Tortas – Mexican sandwiches – are one of my favorite foods by which I commonly measure Mexican restaurants. The humble torta seems spretty simple, consisting of various taco and salad ingredients on a nice roll, but it’s definitely a skill to do it right.
I’m preparing for a “Last Meal“-themed party in a couple weeks, so I thought I’d try making tortas myself as a potential candidate for the party. The one I made here is the common “Torta de Milanesa,” basically a Mexican breaded steak sandwich.
- thinly cut round or other steak, i.e., 1/4″-1/3″ thick
- refriend beans (I used some made with chorizo)
- egg (beaten, as a wash to adhere the flour)
- ripe avocado
- rolls, e.g., club rolls or baguette
- oil, e.g., canola
- hot sauce, e.g., Valentina Salsa Picante
An unusual choice I made was to use masa flour, the sort used to make corn tortillas, rather than all-purpose flour and/or bread crumbs; this was so that the steak cutlets would be acceptable to my gluten-free friends. (Of course, the roll would be eliminated for them too.)
Trim the steak and pound the steak pieces to tenderize and flatten to about 1/4″ thick. Dip them in egg wash, and then in flour that is spiced generously with salt and pepper.
Pan fry the breaded cutlets in oil, a couple minutes per side until cooked through.
To assemble the sandwich, slice the roll, e.g. a club roll, and consider removing some of the bready inside (to make room for ingredients, while making the sandwich still able to be easily managed in hand). Then smear the roll with refriend beans, add the breaded steak, sliced raw onion, sliced tomato, chopped lettuce, avocado slices, and hot sauce.

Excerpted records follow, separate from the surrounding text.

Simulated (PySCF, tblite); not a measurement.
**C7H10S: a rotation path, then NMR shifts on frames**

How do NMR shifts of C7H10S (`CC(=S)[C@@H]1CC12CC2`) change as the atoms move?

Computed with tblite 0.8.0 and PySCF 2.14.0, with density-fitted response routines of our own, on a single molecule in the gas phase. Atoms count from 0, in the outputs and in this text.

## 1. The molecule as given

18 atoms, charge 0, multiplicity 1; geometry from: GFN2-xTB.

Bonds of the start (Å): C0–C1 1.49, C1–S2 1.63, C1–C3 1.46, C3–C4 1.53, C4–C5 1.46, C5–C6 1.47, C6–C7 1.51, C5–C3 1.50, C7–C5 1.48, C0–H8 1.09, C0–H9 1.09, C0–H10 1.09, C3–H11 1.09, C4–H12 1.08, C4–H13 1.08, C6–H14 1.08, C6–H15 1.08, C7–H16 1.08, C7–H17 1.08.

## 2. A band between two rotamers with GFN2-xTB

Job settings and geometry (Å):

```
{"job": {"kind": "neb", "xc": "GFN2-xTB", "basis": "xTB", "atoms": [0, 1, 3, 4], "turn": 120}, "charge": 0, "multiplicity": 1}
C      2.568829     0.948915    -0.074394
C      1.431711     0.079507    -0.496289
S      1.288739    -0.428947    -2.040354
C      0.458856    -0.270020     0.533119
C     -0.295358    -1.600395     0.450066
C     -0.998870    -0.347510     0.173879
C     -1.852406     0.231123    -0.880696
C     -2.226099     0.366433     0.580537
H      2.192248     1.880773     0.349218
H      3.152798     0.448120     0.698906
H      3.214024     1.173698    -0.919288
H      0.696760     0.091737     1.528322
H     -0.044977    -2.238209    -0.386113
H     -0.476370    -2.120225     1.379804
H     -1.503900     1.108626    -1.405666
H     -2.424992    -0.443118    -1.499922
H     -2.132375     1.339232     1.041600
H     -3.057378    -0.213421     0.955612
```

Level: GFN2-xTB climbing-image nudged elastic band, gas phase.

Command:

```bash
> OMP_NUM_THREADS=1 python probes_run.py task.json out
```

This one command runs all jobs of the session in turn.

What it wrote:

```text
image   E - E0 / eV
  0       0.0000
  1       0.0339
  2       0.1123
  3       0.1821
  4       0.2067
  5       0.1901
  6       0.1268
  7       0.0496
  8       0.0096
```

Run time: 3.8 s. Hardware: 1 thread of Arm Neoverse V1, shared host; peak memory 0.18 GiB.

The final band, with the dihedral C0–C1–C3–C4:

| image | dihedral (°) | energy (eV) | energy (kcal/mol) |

Here are some torta recipes that I consulted:
- Mexican Tortas with Chorizo and Black Beans
- Spicy Tortas de Milanesa
- Torta de Milanesa
- Mexican Tortas de Milanesa
To be honest, this first attempt of mine was tasty, but no where near the best torta I’ve had. I have some adjustments to make to perfect it. The masa flour worked fine, but I would spice it even more generously. The meat really needs to be tenderized thoroughly, otherwise chopped for the sandwich so that it’s easy to bite through. The roll is a particularly difficult part… while it may be true that a crusty bread or roll is common, it makes it extremely messy to eat because the beans and avocado are squeezed out of the sandwich as you bite. The restaurant I most often visit uses a large, round soft roll, that doesn’t result in this problem.
There are a lot of common torta variations such as vegetarian (avocado), pulled chicken, and chopped steak.
Enjoy this favorite of mine sometime at a restaurant or at home!
I haven’t eaten a torta since I was last in Mexico. They don’t make them like they make them in Mexico. That looks so good. Have to make.